The marketing ploy piqued interest enough that when the news came that their first single, “The High Road”, would be released as a free download, it topped the US iTunes Single of the Week chart. Despite the free gift giveaway as a taster of what was to come, the album was leaked onto Bit Torrent a week later – something of an ironic kick in the teeth for Burton who found fame infamously dodging copyright cabals after cutting and pasting Jay-Z’s ‘The Black Album’ and The Beatles’ self-titled LP (more commonly known as ‘The White Album’) to create the aptly named ‘The Grey Album’ in 2004.

In all, the two artists are deferential towards each other’s talents and techniques in creating a unifying sound and sentiment. “The High Road” opens the album with playfully computerised glitches that have become the trademark twists, turns and layers that Burton has become recognised for. A twee sci-fi sheen that coverts the track before an anchored low-end baseline steadily whomps beneath the flourishing West Coast harmonies of Mercer. Again, on the likes of “Vaporize” and “Your Head Is on Fire” you can distinctly differentiate between the Mercer’s melody and Burton’s rhythmic detail – something that on paper should not fit, but does on record.
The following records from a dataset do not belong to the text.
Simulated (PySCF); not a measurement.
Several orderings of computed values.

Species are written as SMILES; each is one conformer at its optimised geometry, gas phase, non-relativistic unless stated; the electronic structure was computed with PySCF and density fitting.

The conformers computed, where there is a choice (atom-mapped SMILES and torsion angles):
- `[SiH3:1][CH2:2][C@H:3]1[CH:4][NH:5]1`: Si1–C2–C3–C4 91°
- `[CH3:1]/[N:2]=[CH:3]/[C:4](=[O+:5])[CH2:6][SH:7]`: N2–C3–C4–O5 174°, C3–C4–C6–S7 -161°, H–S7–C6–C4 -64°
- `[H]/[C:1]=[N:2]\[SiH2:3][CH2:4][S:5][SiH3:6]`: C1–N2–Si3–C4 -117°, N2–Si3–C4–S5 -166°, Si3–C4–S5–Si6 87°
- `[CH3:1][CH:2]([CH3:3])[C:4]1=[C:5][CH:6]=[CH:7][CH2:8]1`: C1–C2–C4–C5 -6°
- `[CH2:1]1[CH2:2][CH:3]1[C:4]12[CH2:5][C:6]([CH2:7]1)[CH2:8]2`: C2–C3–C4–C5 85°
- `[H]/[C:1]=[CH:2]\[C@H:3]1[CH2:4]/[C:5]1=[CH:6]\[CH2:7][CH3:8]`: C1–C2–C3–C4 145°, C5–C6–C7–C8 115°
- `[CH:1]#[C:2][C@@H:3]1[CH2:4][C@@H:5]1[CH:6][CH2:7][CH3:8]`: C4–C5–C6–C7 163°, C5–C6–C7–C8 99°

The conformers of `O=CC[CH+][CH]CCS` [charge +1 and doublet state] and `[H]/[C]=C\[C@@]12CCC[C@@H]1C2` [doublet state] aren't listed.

Retrospective and romantic, ‘Broken Bells’ is unlikely to produce any chart-topping singles, but it does throw out a few listenable and catchy gems. “The Ghost Inside” bounces to fashionably disco-dubbed baselines and well-timed handclaps that carry Mercer’s stretched falsetto akin to Michael Jackson and Prince; the dark electronic intonations that drive “Mongrel Heart” pulsating Whitest Boy Alive dance-ability; or cinematic strings that pour life and beauty into “The Mall and Misery”’s stuttering dancefloor hooks.

There is the occasional glum haze of meandering regression (“Sailing To Nowhere”, “Trap Door”, “Citizen”) that you would come to expect of such an odd collaborative couple, but you can almost forgive them for the clarity and understanding that resides in an otherwise interesting and exploratory listen into two artists striving for change mid-career/life crisis.